Ignition Coils and Transformers
FIGURE 36-44
Typical ignition coils.

Ignition coils and transformers both operate under the principles of electromagnetic induction Figure 36-44. They use electromagnetism to produce electricity, rather than mechanical movement. An ignition coil can be described as a step-up transformer. This is because the output can be 60 kilovolts (or more), which is higher than the input, nominally 12 volts.
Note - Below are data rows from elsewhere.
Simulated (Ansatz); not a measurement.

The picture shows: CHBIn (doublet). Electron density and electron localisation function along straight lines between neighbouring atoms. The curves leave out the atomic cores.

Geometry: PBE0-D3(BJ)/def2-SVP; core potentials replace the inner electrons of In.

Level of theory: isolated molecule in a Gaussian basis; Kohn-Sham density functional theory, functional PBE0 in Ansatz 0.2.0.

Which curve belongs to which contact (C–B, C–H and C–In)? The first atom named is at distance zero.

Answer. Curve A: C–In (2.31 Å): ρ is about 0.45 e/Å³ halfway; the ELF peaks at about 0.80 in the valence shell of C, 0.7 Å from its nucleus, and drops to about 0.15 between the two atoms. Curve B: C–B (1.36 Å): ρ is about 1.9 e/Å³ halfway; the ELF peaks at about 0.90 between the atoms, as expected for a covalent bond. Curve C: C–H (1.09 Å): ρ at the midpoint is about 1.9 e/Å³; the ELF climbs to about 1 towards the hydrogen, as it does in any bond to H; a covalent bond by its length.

Two sets of coil windings are used. One coil, referred to as a primary winding, is wound around a second, the secondary winding. The primary coil typically has 200 to 300 turns of light-gauge wire while the secondary has approximately 30,000 to 60,000 turns of very fine wire. When current is passed through the primary winding, the magnetic field builds surrounding both the windings. When the current is turned off, the magnetic field collapses with enough speed to induce high voltage in the primary winding (self-induction) and very high voltage in the secondary winding (mutual induction) by the rapidly moving (collapsing) magnetic field. Voltage is induced into each of the thousands of windings of the secondary coil. This voltage is strong enough to overcome the infinite resistance of the spark plug gap and push current across the gap, causing a spark with enough heat to ignite the air-fuel mixture in the cylinder.

The transformer action causes heat to be produced. In the past, the internal coils were immersed in cooling oil, allowing the heat to be conducted to the case. Modern ignition coils do not use oil. They are usually constructed using a heat-conducting hard resin and are cooled by their location on a heat sink or in a stream of air. The advent of computer controls has allowed the time that current flows through the primary windings to be minimized to reduce heat and electrical loads, while still providing enough spark to ignite the air-fuel mixture.

Step-down transformers operate under the same operating principles. The only difference is that the secondary coil has fewer turns than the primary, providing a lower induced output. These transformers are used on power poles to lower the voltage to your house or school and on low-voltage devices in your home that are plugged into your 110-volt outlets, such as cell phone chargers.

Technician Tip
You might expect a transformer to be a great way to boost the amount of electrical power that is transmitted, but it isn’t. The amount of power after the transformation is relatively the same as before the transformation. For example, if we raise the voltage from 12 volts to 120 volts, the amperage will decrease from, say, 10 amps to 1 amp. Thus, the wattage stays the same:

12 volts × 10 amps = 120 watts

120 volts × 1 amp = 120 watts

Also, remember that transformers are not 100% efficient, so some of the power is lost as heat.